Midlife women have grit & grace
Yes, I think Midlife women have grit and grace! Sandwiched in the middle of two, three or more generations, midlife women navigate their journey with the courage, grace and wisdom that comes from a lifetime of building character.
Grit: “courage and resolve; strength of character.”
The Oxford dictionary
Doing research for the Midlife Timeout blog this past week, I spoke with a number of women sandwiched in the middle of aging parents, young adult children and sometimes grand children. They affirmed that this midlife role can be both wonderfully full of meaning and deeply overwhelming at times.
These smart, resourceful and creative women were gracious in sharing their hearts with me. I’m beyond grateful for their insights! And I’d like to share a few common themes with you — because I think you are much like them.
Midlife women are smart & resourceful
We’re not just book smart. Although many of the women I interviewed had degrees and/or pursued interesting jobs and careers, they also expressed a strong curiosity about life. And they’ve accumulated decades of experience, knowledge and “know-how.”
Resourceful midlife women figure things out. We’re problem solvers, doers, fixers and finders. We face life with determination and we advocate and help loved ones with “mama bear” intensity.
Midlife women tackle what needs to be done
The women I spoke with faced daunting challenges navigating being an advocate and/or caring for aging parents and managing a home, being a wife, raising young adults, working full or part-time, or supporting a husband’s career. And not one of them backed down from what needed to be done. They epitomized the saying, “when the going gets tough, the tough get going.”

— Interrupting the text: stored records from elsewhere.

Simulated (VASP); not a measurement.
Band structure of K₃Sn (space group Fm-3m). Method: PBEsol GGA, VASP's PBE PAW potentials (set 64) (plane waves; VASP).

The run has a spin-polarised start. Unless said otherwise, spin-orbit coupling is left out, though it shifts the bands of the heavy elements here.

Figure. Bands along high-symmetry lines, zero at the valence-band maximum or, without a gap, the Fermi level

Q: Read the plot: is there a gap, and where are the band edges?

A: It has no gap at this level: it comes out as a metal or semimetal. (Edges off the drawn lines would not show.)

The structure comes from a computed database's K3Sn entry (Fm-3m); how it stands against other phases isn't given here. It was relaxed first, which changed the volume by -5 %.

When crises arose, as they often do, these women stepped up and leaned in. For many of us, life heaps more and more on our plates. And we, somehow, through creative balancing perhaps, tackle the challenges that come our way.
Midlife women have caring hearts
Without question, women in the middle care for their families. We are wives, mothers and daughters — and we recognize that our caring helps those around us. We want to make a difference in the lives of those we love!
With our caring hearts, midlife women tend to play a stronger role in caring for aging family members than midlife men. Several of the women I spoke with were assisting their in-laws in addition to their own parents. And stepping into this role can be a complex landmine.
“Having an aging parent while still raising or supporting one’s own children presents certain challenges not faced by other adults—caregiving and financial and emotional support to name just a few.”
Pew Foundation
Midlife women need each other
Many of the women I spoke with had a strong circle of friends they relied on for support. Depending on our personality and life situations, we might have a small core of friends, or a large circle. Hopefully, we have at least one friend who shares our journey.
But sometimes, our inner circle isn’t experiencing midlife in quite the same way. Many of us feel alone in our struggle to juggle in this space. We each walk our own path at our own pace — and our children and parents change in different ways at different times.
My dream for the Midlife Timeout community is to connect us to a broader group of women sharing this journey. Women like those I interviewed, who are smart, capable and creative. Women like you, out there with your caring heart tackling what needs to be done.
Midlife women rely on their faith
So many times this past week, I heard women say that they didn’t know how to handle it all, but God was there for them. “I prayed constantly,” and “God opened a path” was a common refrain.
Best of all, many felt the support of other women in prayer for them. God worked through other caring hearts, fellow travelers, offering practical and soulful tips or a simple hug.
My dream for Midlife Timeout is to expand that network of faithful women!
Yes, midlife women have grit & grace
At this stage of life, things are put on our path we didn’t necessarily choose. We’ve tackled every challenge life has given us.
We’ve loved our people well. And we’ll keep on doing this as long as we breathe.
And, now it’s time for a little self-love
After years of caring for children and spouses, and now our aging parents, our purpose cannot just be being needed. It’s time to carve out space for ourselves, too.
“Maybe we’ve been given a finite amount of time to find that self-love, and midlife is the halfway mark. It’s time to let go of the shame and fear and embrace love. Time to fish or cut bait.”
Brene Brown, The Midlife Unraveling
In the midst of managing the roles we are given, midlife women are also finding space for themselves. They’re following that dream they always had, pursuing an art or passion, or simply taking a walk and learning to breathe again.
Sound good? We have one good and precious life — and midlife may finally be the time to figure it out. I hope you’ll continue with me on this journey!